This is the first thread I've seen about this issue and thought it might just be me. 
In the 14 years (or so) of owning a TiVo this is the first time the performance has been so horrible that I actually dread FF'ing shows and using my TiVo. This certainly needs to be addressed!


----------



## barrett14 (Aug 21, 2013)

I am feeding through the Xbox one as well.


----------



## barrett14 (Aug 21, 2013)

I started a support chat with Tivo to make them aware of this problem, and of this thread. Here is a quote from the chat.



> Unfortunately the TiVo is not designed to be connected through an Xbox so we are unable to log issues with an unsupported setup. We can only recommend connecting the TiVo directly to see if there are the same issues. We can then start tracking the issue and see what exactly is going on.


----------



## philwojo (May 16, 2004)

Forgive my ignorance, but why do you even hook it up through an xbox one any way?

Phil


----------



## yamahacolorado (Oct 1, 2013)

I have the same issue with going through a XBOX One after the update. I going to bypass and see what happens. I will try a mini in It's place also.

We passthroug an Xbox one to use the TV integration. We can use the Xbox guide to control the tv, watch tv while playing a game etc.... Also it keeps from having to switch HDMI inputs.


----------



## sjam613 (Jul 1, 2001)

The Mini I have is having no issues only the Roamio going through the Xbox for me.


----------



## sjam613 (Jul 1, 2001)

Sorry to add but the Mini was updated a few months ago where the Roamio was within the last week.


----------



## jcole66 (Sep 15, 2003)

barrett14 said:


> I started a support chat with Tivo to make them aware of this problem, and of this thread. Here is a quote from the chat.


While I understand TiVo's stance that going thru Xbox One is an 'unsupported setup', this configuration has worked perfectly for me for over 3 years since getting the Xbox One. I've NEVER had any issues like this before. It only started upon the latest TiVo software update. Lets hope TiVo can figure it out and correct it.


----------



## Seeg (Apr 9, 2010)

Same issues for me running through Xbox. Worked fine before update.


----------



## ck2875 (Dec 9, 2015)

Also running through the Xbox One. 

Turning off Dolby Audio on the TiVo fixed the fast forwarding issues for me. 

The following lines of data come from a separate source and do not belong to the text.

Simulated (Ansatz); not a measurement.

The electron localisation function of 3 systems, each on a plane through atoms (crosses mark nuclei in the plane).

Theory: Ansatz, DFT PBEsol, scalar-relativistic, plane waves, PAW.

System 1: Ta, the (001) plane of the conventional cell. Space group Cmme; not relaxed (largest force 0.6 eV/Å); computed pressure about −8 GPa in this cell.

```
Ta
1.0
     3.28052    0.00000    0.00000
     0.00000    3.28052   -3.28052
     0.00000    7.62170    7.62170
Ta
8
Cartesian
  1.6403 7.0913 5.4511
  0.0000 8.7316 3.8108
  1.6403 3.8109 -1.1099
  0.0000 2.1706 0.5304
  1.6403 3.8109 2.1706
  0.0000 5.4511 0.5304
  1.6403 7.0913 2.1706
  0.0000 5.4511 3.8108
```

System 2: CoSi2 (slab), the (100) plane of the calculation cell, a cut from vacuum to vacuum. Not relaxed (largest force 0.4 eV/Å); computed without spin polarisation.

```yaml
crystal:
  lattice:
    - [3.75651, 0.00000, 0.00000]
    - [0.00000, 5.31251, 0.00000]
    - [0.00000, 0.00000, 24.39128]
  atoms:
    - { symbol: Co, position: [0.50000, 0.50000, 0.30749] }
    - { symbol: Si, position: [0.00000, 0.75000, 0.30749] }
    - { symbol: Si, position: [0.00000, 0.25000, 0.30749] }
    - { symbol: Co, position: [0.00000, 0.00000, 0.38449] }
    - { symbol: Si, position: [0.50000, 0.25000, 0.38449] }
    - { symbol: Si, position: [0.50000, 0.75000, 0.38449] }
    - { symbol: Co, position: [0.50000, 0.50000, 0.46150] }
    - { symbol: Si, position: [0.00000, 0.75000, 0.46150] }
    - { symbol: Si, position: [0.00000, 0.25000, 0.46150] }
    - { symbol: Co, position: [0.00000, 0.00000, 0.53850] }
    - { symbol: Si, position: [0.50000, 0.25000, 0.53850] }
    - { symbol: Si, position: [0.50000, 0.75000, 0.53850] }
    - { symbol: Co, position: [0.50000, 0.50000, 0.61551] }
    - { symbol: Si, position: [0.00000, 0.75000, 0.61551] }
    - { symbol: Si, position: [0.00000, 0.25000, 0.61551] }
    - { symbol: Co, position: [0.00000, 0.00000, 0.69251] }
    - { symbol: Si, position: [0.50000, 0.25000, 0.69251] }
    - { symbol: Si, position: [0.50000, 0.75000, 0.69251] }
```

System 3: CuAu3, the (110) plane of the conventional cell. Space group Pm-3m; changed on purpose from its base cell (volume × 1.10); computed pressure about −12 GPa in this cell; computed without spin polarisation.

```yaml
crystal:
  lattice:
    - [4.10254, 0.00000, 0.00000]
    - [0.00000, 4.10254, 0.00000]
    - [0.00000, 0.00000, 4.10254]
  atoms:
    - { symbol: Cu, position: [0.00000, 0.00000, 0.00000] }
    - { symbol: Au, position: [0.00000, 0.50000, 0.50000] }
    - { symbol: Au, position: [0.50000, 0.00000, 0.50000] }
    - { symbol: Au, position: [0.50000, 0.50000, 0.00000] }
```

I'm still having a cubic ton of issues with the TiVo not waking up properly.


----------



## sjam613 (Jul 1, 2001)

Hmmm just taking a stab but if turning off Dolby did it maybe there is a bug with a sound conflict with Xbox.


----------



## sjam613 (Jul 1, 2001)

I just did the Dolby thing and am no longer having the issue.


----------



## gigaguy (Aug 30, 2013)

Sluggish FF here too but I had just hooked up my new Roamio Pro that week so I thought it could be the Tivo itself. It was also having major tuning drops and lags so TWC talked me into thinking I needed a new cablecard so they are sending that out. It seems better now but I haven't used it enough to fully test. Too many variables at once, new Tivo, new sw update and channel tuning issues all at once. I didn't think an update could effect playback or channels tuning...


----------



## wolfskinbjc (Apr 17, 2010)

yep, same issue here with Xbox one, also in the preview program, and have horrible rrw, ff issues....is this tivo or xbox one problem?



EDIT, turned of dolby digital on tivo, problem went away... weird.


----------



## biosehnsucht (Feb 23, 2005)

I also am having this problem. If disabling DD fixes it, then that's a temp fix, but not having surround sound for TV viewing is not gonna fly long term.

We're not in the Xbox preview program, so Xbox didn't break it (it was fine after latest Xbox dashboard update). Near as we can tell, the issue started as soon as we got the latest Tivo update.



philwojo said:


> Forgive my ignorance, but why do you even hook it up through an xbox one any way?
> 
> Phil


In addition to what others said, if you have Kinect you can use "Xbox, pause", "Xbox, Watch Cartoon Network", and similar commands.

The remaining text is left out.